Iran-Pakistan-India pipeline talks start sans India

Mumbai: Iran and Pakistan have started talks on the $7.4 billion Iran-Pakistan-India pipeline in Tehran even as India said it would not attend the meeting unless the transit fee issue is resolved with Islamabad.

Iran had called a meeting of technical experts and lawyers from the three nations during 24 to 26 September to exchange views on the gas-supply contract that India and Pakistan, as consumers, would have to sign with fuel supplier Iran.

Officials of the three countries were to then discuss the issue on 27 September.

New Delhi and Islamabad have reached a broad understanding on the transportation tariff payable to Pakistan for wheeling natural gas through the 1,035-km pipeline segment of the proposed 2,600-km long pipeline project in that country, but the two nations have not yet arrived at any agreement on the issue.

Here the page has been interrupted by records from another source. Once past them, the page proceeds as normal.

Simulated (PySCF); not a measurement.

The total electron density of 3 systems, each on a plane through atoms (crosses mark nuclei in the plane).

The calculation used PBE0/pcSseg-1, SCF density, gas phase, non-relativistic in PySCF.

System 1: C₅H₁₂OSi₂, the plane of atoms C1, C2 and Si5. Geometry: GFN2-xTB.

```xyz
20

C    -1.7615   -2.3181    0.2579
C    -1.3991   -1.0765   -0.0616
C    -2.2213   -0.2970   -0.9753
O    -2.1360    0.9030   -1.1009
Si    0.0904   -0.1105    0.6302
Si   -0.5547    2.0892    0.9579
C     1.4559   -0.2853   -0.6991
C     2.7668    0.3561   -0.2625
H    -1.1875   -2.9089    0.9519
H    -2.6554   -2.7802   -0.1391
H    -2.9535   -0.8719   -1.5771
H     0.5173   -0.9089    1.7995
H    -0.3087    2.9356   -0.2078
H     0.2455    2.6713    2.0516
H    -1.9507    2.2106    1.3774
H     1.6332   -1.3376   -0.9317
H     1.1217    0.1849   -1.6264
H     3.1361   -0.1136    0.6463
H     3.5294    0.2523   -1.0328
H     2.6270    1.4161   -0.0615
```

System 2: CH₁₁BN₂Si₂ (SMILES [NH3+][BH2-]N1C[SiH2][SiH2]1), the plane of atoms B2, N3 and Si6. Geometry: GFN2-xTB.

"We have communicated to Iran''s petroleum ministry''s special representative H Ghanimi Fard and Pakistan''s petroleum secretary Farrakh Qayyum that we will not be attending the trilateral meeting unless bilateral issues are resolved with Pakistan," sources at India''s ministry of external affairs said.

Incidentally, a bilateral meeting of officials from India and Pakistan was scheduled in Islamabad last month but New Delhi cancelled appearance at the last minute citing "pressing urgencies at home."